VATICAN CITY - Pope Benedict took charge of his Church at a majestic inauguration on Sunday and set down a spiritual manifesto for his papacy with a plea for humanity to escape a desert of suffering and embrace God.
Three weeks after the death of John Paul, presidents and pilgrims again packed the cobbled expanse in front of St. Peter's Basilica to see the new Pontiff installed on the papal throne as the leader of 1.1 billion Roman Catholics.
Cloaked in shimmering golden vestments, Benedict told a 350,000-strong crowd that he was "a weak servant of God" and appealed for prayers to help him in the "enormous task that truly exceeds human capacity".
He again promised to continue John Paul's policy of reaching out to Jews and other faiths and pays his first visit outside the Vatican on Monday to St. Paul Outside the Walls, a Rome basilica with a special place in the quest for Christian unity.
The thrust of his homily, however, was a call for the world to rediscover its spirituality and a plea for support in a task he said "truly exceeds all human capacity".
Applause echoed around the colonnaded square as flag-waving pilgrims interrupted his powerful sermon more than 40 times, chanting "Benedict, Benedict," at the end of the speech.
The Pontiff, formerly Cardinal Joseph Ratzinger, was the austere guardian of Catholic orthodoxy under John Paul, but on Sunday he looked to soften his image and deflect concerns over his past as a tough doctrinal enforcer.

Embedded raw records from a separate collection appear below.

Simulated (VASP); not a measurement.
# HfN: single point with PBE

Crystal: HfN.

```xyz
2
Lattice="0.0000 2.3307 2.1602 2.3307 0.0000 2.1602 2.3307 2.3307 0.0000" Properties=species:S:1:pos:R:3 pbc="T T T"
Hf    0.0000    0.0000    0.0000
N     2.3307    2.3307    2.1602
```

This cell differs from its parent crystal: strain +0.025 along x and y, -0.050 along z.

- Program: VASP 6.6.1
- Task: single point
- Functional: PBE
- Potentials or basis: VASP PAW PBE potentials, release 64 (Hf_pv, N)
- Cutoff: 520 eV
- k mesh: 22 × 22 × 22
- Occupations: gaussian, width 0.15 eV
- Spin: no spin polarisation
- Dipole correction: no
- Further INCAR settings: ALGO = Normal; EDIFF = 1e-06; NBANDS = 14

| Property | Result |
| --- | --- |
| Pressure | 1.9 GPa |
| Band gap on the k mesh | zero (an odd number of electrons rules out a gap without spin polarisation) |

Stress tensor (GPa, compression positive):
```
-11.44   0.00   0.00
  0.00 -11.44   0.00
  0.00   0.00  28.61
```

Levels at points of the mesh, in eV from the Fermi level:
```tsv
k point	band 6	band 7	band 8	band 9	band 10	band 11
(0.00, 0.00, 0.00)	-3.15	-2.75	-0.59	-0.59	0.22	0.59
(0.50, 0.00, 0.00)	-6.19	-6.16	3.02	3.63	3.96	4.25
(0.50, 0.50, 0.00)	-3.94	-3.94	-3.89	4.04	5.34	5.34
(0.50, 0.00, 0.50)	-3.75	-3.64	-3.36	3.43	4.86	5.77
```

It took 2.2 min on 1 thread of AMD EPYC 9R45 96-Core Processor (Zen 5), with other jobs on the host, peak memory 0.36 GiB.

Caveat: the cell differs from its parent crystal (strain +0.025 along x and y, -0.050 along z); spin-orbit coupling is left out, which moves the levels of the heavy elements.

"My real programme of governance is not to do my own will, not to pursue my own ideas, but to listen, together with the whole Church, to the word and the will of the Lord," said the 78-year-old German to loud applause.
At the end of the 2-1/2 hour Mass, the Pope was driven around the square in a white, open-topped vehicle, smiling and waving as he passed through a sea of cheering pilgrims.
"I liked his homily a lot. He took up the previous pope's words. This should be a papacy of continuity," said Silvio Viccierhai, a 50-year old Italian.
Security was again tight, as it was for the funeral for John Paul. Rome shut its airspace, closed roads and had anti-aircraft missiles and a NATO plane guarding against attack.
OLD POPE
Benedict, the oldest man to be elected Pope for three centuries, takes over the Church at a time of dwindling congregations and an ageing base in Europe and stiff competition from evangelical sects for followers in the developing world.
In his first sermon as the 265th leader of the Church, delivered entirely in Italian, he focused on what he called a world of alienation, suffering and death that he said had become a spiritual wasteland.
Facing such woes, he said his Church was still very much alive, young and able to grow.
"There are so many kinds of desert. There is the desert of poverty, the desert of hunger and thirst, the desert of abandonment, of loneliness, of destroyed love," the Pope said.
"There is the desert of God's darkness, the emptiness of souls no longer aware of their dignity or the goal of human life. The external deserts in the world are growing, because the internal deserts have become so vast.
GOD'S AGENDA, NOT HIS
The Pope was elected in a secret conclave of the Church's 115 voting cardinals after just three rounds of voting last Tuesday. He is the 16th pontiff to take the name Benedict.
"My dear friends - at this moment I can only say: pray for me, that I may learn to love the Lord more and more," he said.
"Pray for me, that I may not flee for fear of the wolves."
Just before the Mass began, the Pope visited the tomb of the Church's first pope, St. Peter, who is buried in the crypt beneath the main altar of the vast basilica a short distance from where John Paul's remains were laid to rest on April 8.
The insignia of papal authority, the Fisherman's Ring and the pallium, a narrow stole of white wool, sat on St. Peter's tomb overnight and were presented to Benedict during Sunday's service, symbolising his assumption of pontificate power.
Many in the square and surrounding streets, where crowds followed the Mass on large television screens, were the Pope's compatriots waving German and Bavarian flags.
"It's a great feeling to have German pope," said Martin Hackmann, a 40 year-old salesman from northern Germany who got to the square at 4.00 am to get a good seat for the Mass.
But many were disappointed that he said nothing in German.
"We didn't understand much. There was some Latin, and we could understand that because we do it in school, but that was all," said Julian Bruening, 13, from Hardup in northern Germany.
Fewer world leaders were at Sunday's Mass than at John Paul's funeral, which with 2,500 dignitaries resembled a summit of the world's powerful. But the attendance list was still long with some 140 official delegations present.
Chancellor Gerhard Schroeder and President Horst Koehler headed the German delegation. The US group was led by Florida Governor Jeb Bush, brother of US President George W. Bush and a convert to Roman Catholicism.
Benedict's brother Georg, 81, who is a priest, was also present.